One warm day when I was attending a southern university, a friend of mine sent me a note. Inside was a card, kind of like a library or business card.
It rendered to the owner: poetic license. And I’ve had it ever since.
Truthfully, nobody needs to GIVE you poetic license (which is the freedom to purposely depart from typical rules and practice to achieve a desired effect, usually in writing or speech). You can grant yourself poetic license any time you desire. But. Sometimes it’s nice to hear someone say so.
So often parents need to practice a little more poetic license. The song doesn’t have to be sung with the right words. The LEGO bricks don’t have to be sorted by color. They don’t even have to stay with the same set. And (gasp), if you put the LEGO man’s head on backwards, he won’t die! I promise.
I think parenting boys I especially need to be mindful to have poetic license with them. Sometimes let them just be loud, jump around, play dress up (it’s not just for girls!), bake cookies, and throw rocks (just not at my car, thank you!).
Here’s a humorous little poem about poetic license in my parenting:
Poetic License in Parenting
Don’t tell anyone, will you?
we don’t make the beds–
we’re too excited to hit the ground running
and other times?
We have ice cream before dinner!
Because it was the last day of summer
and important to visit the goats one more time.
The clock has ticked past eight
finding little ones still snuggled up
reading with Mommy or Daddy–
page turners are always worth it.
Or sometimes, they fall asleep in our bed and we
leave. them. there.
Our second has never cried-it-out
and he sleeps faster-better-longer than our first.
I didn’t give them a bath…
the night we bathed in the light of the Hunter’s moon.
And I let him wear those dinosaur pajamas
all. day. long. Even in public!
You won’t tell, will you?
Guess what I did give them?
A million kisses, more or less.
TV-free days to play…
Vegetables – no they didn’t clean their plate
Just saw the colors, felt the round tomato
Bit the carrot just to feel the texture under tongue.
And I know the table
is for family conversation but…
sometimes? we read books in companionable silence over breakfast
And if every day isn’t perfectly what-to-expect?
Well… I expect things will turn out okay.
I’ll keep giving them the good stuff
Shh! Don’t tell!
Note: I’m not saying not to have rules in your home. I’m actually quite fond of rules, being just a little Type A. I believe children need structure and consistency when it comes to training and discipline. And of course, never do or allow something in your family you believe to be morally wrong – I’m not suggesting situation ethics. I’m not suggesting raising hooligans or undisciplined children. Know that if you keep your kids up past their bedtime, you may have a crank in the morning. If you allow them to have ice cream before dinner, you’ll have to gently tell them “that’s for special times” the next day.
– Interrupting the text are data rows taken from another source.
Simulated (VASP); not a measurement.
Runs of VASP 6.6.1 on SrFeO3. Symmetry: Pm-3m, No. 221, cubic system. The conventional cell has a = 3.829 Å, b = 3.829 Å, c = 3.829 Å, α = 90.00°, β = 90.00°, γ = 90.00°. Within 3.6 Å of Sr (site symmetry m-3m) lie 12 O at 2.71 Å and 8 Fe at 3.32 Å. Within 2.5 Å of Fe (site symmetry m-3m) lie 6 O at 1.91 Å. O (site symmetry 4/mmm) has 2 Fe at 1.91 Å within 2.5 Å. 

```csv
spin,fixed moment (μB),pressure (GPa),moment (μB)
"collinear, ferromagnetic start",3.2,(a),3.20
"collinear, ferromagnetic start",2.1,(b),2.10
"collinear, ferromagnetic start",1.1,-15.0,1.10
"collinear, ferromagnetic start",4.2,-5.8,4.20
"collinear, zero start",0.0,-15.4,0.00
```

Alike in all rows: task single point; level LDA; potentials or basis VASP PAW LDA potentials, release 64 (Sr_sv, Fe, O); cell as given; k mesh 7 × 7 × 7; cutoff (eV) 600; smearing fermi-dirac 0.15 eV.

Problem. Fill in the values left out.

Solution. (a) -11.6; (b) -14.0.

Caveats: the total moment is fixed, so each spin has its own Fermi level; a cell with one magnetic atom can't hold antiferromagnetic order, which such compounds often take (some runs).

What I am suggesting is that we as parents give ourselves grace. Allow for flexibility – no, CHOOSE flexibility! Poetic license is just about purposefully departing from the norm… to get a desired effect.
If I wrote EVERY poem according the strict and rigid structure of the Sonnet or the Sestina, then I’d be frustrated, bored, and my ideas likely wouldn’t flow after awhile. Creativity can be found in a form’s structure, true. But it’s also found blooming wildly by the roadside as well. Sometimes we have to take the path less traveled by…
Give yourself poetic license as a parent and explore the fun side of life with your kids… even if it means keeping them up a bit later one night. Or acting completely silly. Or ditching bathtime so you can watch for shooting stars.